In this second part, they share advice they wish they’d had when starting out, discuss the process of editing, and dive into how different game genres determine how the writing is approached.

Teamwork is Key

“I wish I’d understood how collaborative the business of making video games is,” Kenney responds when asked what she wishes she’d known when starting out her career. Writing can be an isolated experience in many instances and Kenney’s experience was exactly that when she worked as a journalist. Then, her time traveling, researching, writing, and fact-checking was entirely solo. As a game writer, she came to love collaborating more than being a solo operator. “Pitching ideas and working with other creators is how I spend a lot of my time,” she says. “I love it, but it took me a few years to really be comfortable working on a team.”

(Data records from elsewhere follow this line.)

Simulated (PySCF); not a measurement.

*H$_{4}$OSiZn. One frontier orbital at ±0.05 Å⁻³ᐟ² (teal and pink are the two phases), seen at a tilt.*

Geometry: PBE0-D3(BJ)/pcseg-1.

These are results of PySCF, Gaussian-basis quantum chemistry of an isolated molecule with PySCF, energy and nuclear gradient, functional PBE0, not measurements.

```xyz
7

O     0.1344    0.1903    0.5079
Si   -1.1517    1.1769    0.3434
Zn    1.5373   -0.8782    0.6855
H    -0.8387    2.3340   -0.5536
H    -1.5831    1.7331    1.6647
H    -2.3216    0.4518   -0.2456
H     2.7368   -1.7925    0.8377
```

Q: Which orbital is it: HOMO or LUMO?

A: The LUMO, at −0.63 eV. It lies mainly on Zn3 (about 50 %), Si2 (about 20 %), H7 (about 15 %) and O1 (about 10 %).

Zhang’s advice is of the same spirit. “​​​​Be a part of the entire development team,” he says. “What you need to consider is not just sentence or audio-visual language, but also how it will adapt to the interactive experience.” There are unique rules that writers have to abide by in the game development process, like considering how the game’s camera moves around a character or being mindful that some players may skip cutscenes entirely. “But after you are used to writing the plot like weaving a web, brilliant ideas will come,” he concludes.

Lemoore’s experience with Maquette is a shining example of the multiple layers of collaboration that are possible on a gaming project even when centered on writing. He oversaw big picture issues, like how the story connected back to gameplay, while writer Gracie Gardner focused on character realism and dialog flow. When working with Bryce Dallas Howard and Seth Gabel, the actors who portray Kenzie and Michael respectively, Lemoore worked with the actors and incorporated their suggestions and rewrites to make the scenes even better.

“During recording, we had Bryce and Seth reading the script off of iPads from Google docs, and I had the script open as well on my PC,” Lemoore explains. “When the actors and I would talk through last-second script changes, I could update them in Google Docs and have it update on their iPads in real-time. It made these types of changes effortless. Having a writer on hand during recording for things like this, and having a way to get changes in front of the actors quickly, is invaluable to keeping the writing authentic.”

While Lemoore says he’s very happy with what the team ended up with, it wasn’t a perfect process. “I was a huge bottleneck because I was also directing the project, coding, and just doing lots of other stuff,” he says. Gracie Gardner, the playwright who wrote the script for Maquette, would often have ideas that Lemoore wouldn’t be able to vet to make sure they worked with the intricacies of the gameplay. “In retrospect, I really wish I had more time to dedicate to that.”

How Different Genres Impact The Process

With all the varying ways that studios are shaped and how different games are developed, it is no surprise that there’s no single answer for the difference between game writing and narrative design. This is equally true for the question of processes and it’s even more complex when you consider writing for different genres entirely.

For the puzzler Maquette, Lemoore didn’t start working on the story until most of the puzzle development was completed. With the order of puzzles and level progression in mind, he then “looked at the content and correlated it to a ‘Mood Map’ that was outlined loosely based on a three-act structure.”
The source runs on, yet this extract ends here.